Microsoft’s CEO emphasizes that consumers should get used to the Start Screen

Oct 26, 2012 11:00 GMT  ·  By

Steve Ballmer officially unveiled the new Windows 8 operating system yesterday, but this new product remains one of the most wildly criticized in the history of the company.

The lack of the traditional Start button makes it confusing for most users, but Microsoft has already emphasized that it’s just a matter of time until everybody gets used to the Start Screen.

Just after he ended his keynote during the Windows 8 launch event, Steve Ballmer was questioned over the possibility to bring back the Start button into Microsoft’s operating system.

That won’t happen, Ballmer told The Associated Press, especially because users have “a whole screen as a Start button.”

Of course, he points out that Windows 8’s Start Screen is much more useful than just a Start button, as it also lets you launch files and apps extremely easy.

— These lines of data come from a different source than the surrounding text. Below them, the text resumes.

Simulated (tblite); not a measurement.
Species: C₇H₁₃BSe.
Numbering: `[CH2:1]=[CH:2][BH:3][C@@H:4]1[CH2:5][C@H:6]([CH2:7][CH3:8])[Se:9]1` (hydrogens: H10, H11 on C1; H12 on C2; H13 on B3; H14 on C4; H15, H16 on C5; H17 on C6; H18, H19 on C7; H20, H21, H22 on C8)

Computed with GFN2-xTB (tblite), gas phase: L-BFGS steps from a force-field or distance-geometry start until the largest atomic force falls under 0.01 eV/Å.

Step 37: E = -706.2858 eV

Steven Sinofsky, president of the Windows division, said in his speech during the Windows 8 launch conference that the new Start Screen has the same fate as the Start button. Everybody criticized it at first and now they can live without it. It’s just a matter of time to get used to it, he said.

“You know, as familiar and productive as Windows 7 is for customers today, the world that led to Windows 7 began back in the early 1990s when familiar concepts like the Start menu were first conceived. Familiar today, but completely new when it was first released. That technology world was so very different than the world we experience each and every day.”